Legal & Regulatory

EPA Stops Requiring Greenhouse Gas PSD/Title V Permits

Per a recent U.S. Supreme Court decision, the Environmental Protection Agency (EPA) will no longer require Prevention of Significant Deterioration (PSD) or Title V permits for large sources of greenhouse gas (GHG) emissions, Office of Air and Radiation head Janet McCabe told the agency’s 10 regional administrators in a July 24 memo. 

The memo outlines the agency’s next moves on the application of Clean Air Act permitting programs to GHGs following the U.S. Supreme Court’s pivotal June 23 decision.

Ruling in Utility Air Regulatory Group v. EPA, the divided high court concluded that the agency may not treat GHGs as a pollutant for purposes of defining a “major emitting facility” in the context of its PSD provisions, or as a “major source” in the Title V context. However, the court ruled that the agency could continue to require that PSD permits—otherwise required based on emissions of conventional pollutants—contain limits for GHG emissions based on the application of Best Available Control Technology (BACT).

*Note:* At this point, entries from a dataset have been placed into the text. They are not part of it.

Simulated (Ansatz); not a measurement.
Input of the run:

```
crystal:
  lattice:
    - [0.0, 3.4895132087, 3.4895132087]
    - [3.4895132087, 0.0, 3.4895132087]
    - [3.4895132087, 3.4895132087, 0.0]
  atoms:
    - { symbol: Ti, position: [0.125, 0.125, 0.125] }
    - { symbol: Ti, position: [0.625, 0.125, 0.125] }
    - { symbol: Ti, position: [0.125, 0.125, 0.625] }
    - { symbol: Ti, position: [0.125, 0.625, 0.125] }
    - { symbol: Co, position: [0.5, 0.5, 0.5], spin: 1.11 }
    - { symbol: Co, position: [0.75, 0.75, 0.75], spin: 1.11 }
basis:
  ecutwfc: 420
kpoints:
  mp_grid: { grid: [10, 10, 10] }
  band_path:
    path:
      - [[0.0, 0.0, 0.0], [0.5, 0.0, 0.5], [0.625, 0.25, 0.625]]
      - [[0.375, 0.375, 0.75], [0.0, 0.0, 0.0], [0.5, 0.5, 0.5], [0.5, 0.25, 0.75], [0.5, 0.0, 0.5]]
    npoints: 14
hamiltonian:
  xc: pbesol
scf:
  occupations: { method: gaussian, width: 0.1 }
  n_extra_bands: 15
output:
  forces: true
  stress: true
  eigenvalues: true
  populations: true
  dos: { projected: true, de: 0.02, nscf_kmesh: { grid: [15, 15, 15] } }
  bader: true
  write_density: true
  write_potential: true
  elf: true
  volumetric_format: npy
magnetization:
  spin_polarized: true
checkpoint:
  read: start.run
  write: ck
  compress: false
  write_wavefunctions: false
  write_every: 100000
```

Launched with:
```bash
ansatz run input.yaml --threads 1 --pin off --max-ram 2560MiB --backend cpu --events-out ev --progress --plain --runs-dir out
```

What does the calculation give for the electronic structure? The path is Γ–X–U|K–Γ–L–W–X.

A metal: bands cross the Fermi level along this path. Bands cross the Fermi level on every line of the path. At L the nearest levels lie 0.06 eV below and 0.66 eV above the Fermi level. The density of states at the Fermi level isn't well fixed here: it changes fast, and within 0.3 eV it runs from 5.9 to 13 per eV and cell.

The EPA expects “further court action to apply [to] the decision,” and it will likely take “other steps in the longer term,” the memo says. The Supreme Court is soon expected to send its final decision down to the D.C. Circuit, which then will issue an order to the EPA to revise or remand the contested rules.

But for now, the EPA will no longer require PSD or Title V permits for sources identified under Step 2 of the Tailoring Rule, the memo says.

These include sources that are only subject to the PSD program if GHGs are the only pollutant (and not for emissions “anyway” of any of the six conventional pollutants covered under national ambient air quality standards). It also applies to new sources that can emit at least 100,000 tons per year (tpy) carbon dioxide equivalent (CO2e) and existing sources that emit at that level or undertake modifications that increase emissions by at least 75,000 tpy CO2e and also emit at least 100 to 250 tpy of GHGs on a mass basis.

According to the EPA, Step 2 sources are responsible for nearly 70% of total national stationary source GHG emissions.

The EPA’s new direction means regional offices will have to confer with state and local permitting authorities and applicants to discuss how to handle pending permit applications.

It also means the agency will halt applying regulations that would require that states include in their EPA-approved PSD state implementation plans (SIPs) a requirement that Step 2 sources obtain PSD/Title V permits. Federal PSD and Title V rules will likely be revised, along with many SIPs and approved Title V programs, the agency says.

The Supreme Court’s decision allows the EPA to continue applying the PSD BACT requirement for GHG, as well as other pollutants, if new and modified “anyway” sources emit those pollutants at or above certain thresholds, the memo notes. To ensure compliance with the Clean Air Act, “the EPA intends to continue applying BACT to GHG at ‘anyway sources’ and processing PSD permit applications for ‘anyway sources’ using a 75,000 tpy CO2e threshold to determine whether a permit must include a BACT limitation for GHGs, pending further developments,” it adds.

And, while the court’s decision did not directly address the application of PSD and Title V permitting requirements to biogenic emissions from biomass plants, the EPA said work regarding the biogenic carbon dioxide assessment framework would continue. The agency noted that the D.C. Circuit in July 2013 overturned the EPA’s rule deferring application of those permitting programs by three years, and that the so-called “Deferral Rule” had expired on its own terms on July 21, 2014.

“Nonetheless, the EPA’s current view is that the Supreme Court’s decision effectively narrows the scope of the biogenic CO2 permitting issues that remain for the EPA to address. This is because, as described above, the EPA will no longer apply or enforce regulatory provisions requiring PSD or Title V permits for sources solely on the basis of their GHG emissions.”

Finally, the EPA says that following the Supreme Court’s decision it has ceased working on a five-year study as part of the Tailoring Rule to project administrative burdens that remain for small GHG-emitting sources. The EPA had sought to use that study to complete Step 4, which comprised GHG rulemaking for small sources by April 2016.